In 2016, Seattle hit an all-time high for a commonly used measure of income inequality, known as the Gini index. And if you’re worried about Seattle turning into the next San Francisco, this won’t set your mind at ease: Last year marks the first time we’ve matched the City by the Bay for this particular statistic.
The U.S. Census Bureau has been calculating the Gini index for every place in the nation since 2006. The index is expressed as a number from 0 to 100, with a higher number indicating a more unequal distribution of household incomes.
For example, a place with perfect equality — if such a place existed — would score 0, meaning every household had the exact same income. Conversely, an index of 100 would mean total inequality — one household earned all the income.

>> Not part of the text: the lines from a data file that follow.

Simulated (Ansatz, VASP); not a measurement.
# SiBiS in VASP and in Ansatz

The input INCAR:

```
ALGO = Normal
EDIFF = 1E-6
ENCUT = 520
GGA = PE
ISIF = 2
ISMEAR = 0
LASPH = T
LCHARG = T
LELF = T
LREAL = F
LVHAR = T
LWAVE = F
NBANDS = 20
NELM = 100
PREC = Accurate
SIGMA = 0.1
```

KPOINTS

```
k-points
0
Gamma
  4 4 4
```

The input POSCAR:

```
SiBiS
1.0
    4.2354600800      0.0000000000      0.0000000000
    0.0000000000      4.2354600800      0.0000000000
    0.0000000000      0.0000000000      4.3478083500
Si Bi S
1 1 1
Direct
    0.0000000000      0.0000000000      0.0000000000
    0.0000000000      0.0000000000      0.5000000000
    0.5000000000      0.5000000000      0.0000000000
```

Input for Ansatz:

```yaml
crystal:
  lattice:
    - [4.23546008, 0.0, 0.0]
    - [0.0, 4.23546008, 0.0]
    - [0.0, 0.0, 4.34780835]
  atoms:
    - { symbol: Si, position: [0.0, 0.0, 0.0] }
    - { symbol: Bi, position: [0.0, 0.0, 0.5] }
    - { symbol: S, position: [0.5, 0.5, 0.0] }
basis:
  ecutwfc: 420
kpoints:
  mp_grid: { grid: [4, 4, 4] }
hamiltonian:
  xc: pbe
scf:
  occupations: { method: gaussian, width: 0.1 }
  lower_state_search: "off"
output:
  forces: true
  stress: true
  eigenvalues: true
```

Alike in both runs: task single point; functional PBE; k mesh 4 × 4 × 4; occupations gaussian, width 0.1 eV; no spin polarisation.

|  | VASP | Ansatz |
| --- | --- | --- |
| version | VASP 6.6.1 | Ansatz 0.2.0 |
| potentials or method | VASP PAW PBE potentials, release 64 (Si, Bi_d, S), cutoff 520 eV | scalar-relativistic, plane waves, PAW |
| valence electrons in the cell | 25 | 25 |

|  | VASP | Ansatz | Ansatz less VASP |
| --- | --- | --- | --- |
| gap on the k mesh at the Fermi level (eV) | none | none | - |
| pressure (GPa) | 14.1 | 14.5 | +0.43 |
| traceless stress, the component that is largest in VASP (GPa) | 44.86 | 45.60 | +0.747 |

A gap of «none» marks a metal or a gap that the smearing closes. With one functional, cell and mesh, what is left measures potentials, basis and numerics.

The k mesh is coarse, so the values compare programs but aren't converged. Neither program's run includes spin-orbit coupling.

Seattle’s Gini index had always been between 48 and 49, without much change from year to year. And, in fact, it had seemed to be trending slightly downward since 2011.
But in 2016, it shot up to 50.4, a jump of nearly 3 points from 2015. Among the 50 largest U.S. cities, that’s the second-biggest increase, slightly behind Fresno, California.
This also marks the first time Seattle had a Gini index higher than 50. Income inequality here is now on par with San Francisco, with an index of 50.3 last year.
What’s behind the hike in Seattle’s Gini index last year? The answer will surprise no one: The rich got richer.
The average income for the top 20 percent of Seattle households — that’s about 64,000 households — shot up by more than $40,000 last year, hitting $318,000. They took home 53 percent of all the income earned by city residents, up nearly 3 percentage points from 2015.
Meanwhile, the bottom 20 percent of households, along with households in the middle, saw their share of the total income decline.
This may sound like the poor got poorer — or, for that matter, that Seattle’s move toward a $15 minimum wage isn’t helping those households at the bottom. But that’s not what the data show. Household incomes at the bottom remained unchanged last year. There were also slight increases in income for middle-earning households.
The reason income inequality got worse is that the gains made by high-income households were so big that the gap between the rich and everyone else widened.
The situation is hardly unique to Seattle.
“What you’re seeing in Seattle is consistent with what we have seen in this country for virtually the entire period since the 1970s,” said Heidi Shierholz, policy director for the Washington, D.C.-based Economic Policy Institute, a pro-labor think tank.
In the post-World War II period, income inequality was declining. But at some point in the 1970s, wage stagnation set in for lower- and middle-income workers, while the top tier of earners began pulling away from everyone else.
Economists point to a variety of reasons for this. Shierholz believes none is more significant than the decline of unions, and not just because union jobs have higher pay and better benefits.
“When you have a high share of workers who are unionized, that also helps nonunion workers,” she said. “If an employer knows their workers could go to a union job and get better wages, they actually have to improve the wages in their own workplace.”
Shierholz said that improving labor laws and standards, and better enforcement of them, is key to reducing income inequality nationally. Seattle, she noted, has taken one such step at the municipal level by increasing the minimum wage.
She also applauds the city’s ongoing attempt to institute an income tax on high earners. “We’ve seen this rising inequality in pretax income,” Shierholz said, “but as the tax code has become less progressive, it’s increased even further the post-tax inequality.”
Legislation creating the tax was passed by the City Council in July, but several lawsuits have been filed to block its enactment.
With last year’s big increase in its Gini index, Seattle now ranks 18th for income inequality among the 50 largest U.S. cities. That’s a big jump from 2015, when we ranked 31st.
Even so, we’re still far behind the city with the worst income inequality, and a Gini index of 57.5: Miami.